Best Picture Roundup: Silver Linings Playbook | Argo | Les Mis | Life of Pi | Beasts of the Southern Wild | Lincoln | Django Unchained | Zero Dark Thirty | Amour
Silver Linings Playbook is a story about love and broken things, and how the two relate in sometimes unexpected ways. The movie begins as Pat, played with on-the-edge intensity by Bradley Cooper, checks out of a mental facility after a violent incident triggered by his wife's infidelity several months before. He returns to his parents' house to rebuild his life, his psyche, and his marriage.
|Jennifer Lawrence is in it too. We'll get to her.|
Through flashbacks and dialogue we learn brief snippets about Pat's marriage, which was cracking long before it (and he) fell apart. Pat, seemingly oblivious to this, is determined to fix everything. He still loves his wife, and the movie's plot is driven by his attempts to communicate with her despite a restraining order. Pat is a broken man. He is prone to angry, irrational mood swings and is unaware of what is obvious to everyone else: that his wife no longer wants anything to do with him. But in his own mind, he's able to fix everything if only he can find a way to talk to his wife and prove that he's changed.

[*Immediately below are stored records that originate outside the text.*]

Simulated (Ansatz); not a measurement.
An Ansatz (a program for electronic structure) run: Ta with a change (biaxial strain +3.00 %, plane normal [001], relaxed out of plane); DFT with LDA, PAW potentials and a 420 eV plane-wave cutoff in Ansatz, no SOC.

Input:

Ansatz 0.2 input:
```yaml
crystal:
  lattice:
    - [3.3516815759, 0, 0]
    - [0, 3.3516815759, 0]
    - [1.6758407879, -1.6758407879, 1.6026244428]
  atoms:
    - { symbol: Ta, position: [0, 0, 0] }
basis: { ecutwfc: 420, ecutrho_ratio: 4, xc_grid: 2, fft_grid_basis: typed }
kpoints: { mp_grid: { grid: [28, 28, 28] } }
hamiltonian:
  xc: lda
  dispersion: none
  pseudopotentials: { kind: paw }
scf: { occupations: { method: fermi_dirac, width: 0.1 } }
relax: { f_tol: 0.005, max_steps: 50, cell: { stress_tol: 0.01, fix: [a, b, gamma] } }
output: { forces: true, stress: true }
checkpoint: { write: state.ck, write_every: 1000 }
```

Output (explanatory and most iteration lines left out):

In the course of things he meets Tiffany, played with wonderful acerbity by Jennifer Lawrence. She too is broken, having sought solace from her husband's recent death in her own brand of self-destruction, which mainly consists sleeping-around with any and every willing partner, including most of her (ex) co-workers. Only Pat, blinded by foolish optimism in the future of his own marriage, does not take advantage of her.
All this makes the movie sound much darker than it actually is. It's actually hilarious, particularly in the testy and sometimes bizarre interactions between Pat and Tiffany. It's no spoiler to say that a bond forms between the two, but the way it plays out is surprising. This is a comedy and there is romance, but it's not a rom-com. Even in the most ridiculous scenes there is an undercurrent of hurt, of brokenness, which keeps the movie grounded and genuine. This goes for the supporting characters as well, from Pat's obsessive-compulsive bookie and diehard Eagles fan of a father to his best friend whose seemingly idyllic upper-middle class life hides an unhappy marriage. Pat and Tiffany are only unique in that their damage is more evident than the others.
|And Jennifer Lawrence is bloody brilliant|
I said that there is romance, but love is not the answer in Silver Linings Playbook. Not the only one, at least, and not always. Much like director David O. Russell's previous film, The Fighter, love in Playbook is as much a destructive force as a healing one. In The Fighter the love of a close-knit family enabled one character's drug abuse and delusions of grandeur to destroy him. In Playbook love is what drives Pat and Tiffany to nearly ruin their lives. Love (and superstitious trust) compels Pat's father to make the very stupid bet that leads to the movie's third act.
So in the world of Silver Linings Playbook, as in real life, love is a broken thing too, sometimes tragically and sometimes hilariously. It is also what ties everything together in the end, for better or worse. I won't spoil the movie's ending, but I thought it was great. Broken things can't always be fixed, but sometimes they can find and share enough pieces to create something new, something close enough to whole. That message, at the heart of a very funny and brilliantly acted movie, is why I loved it so much.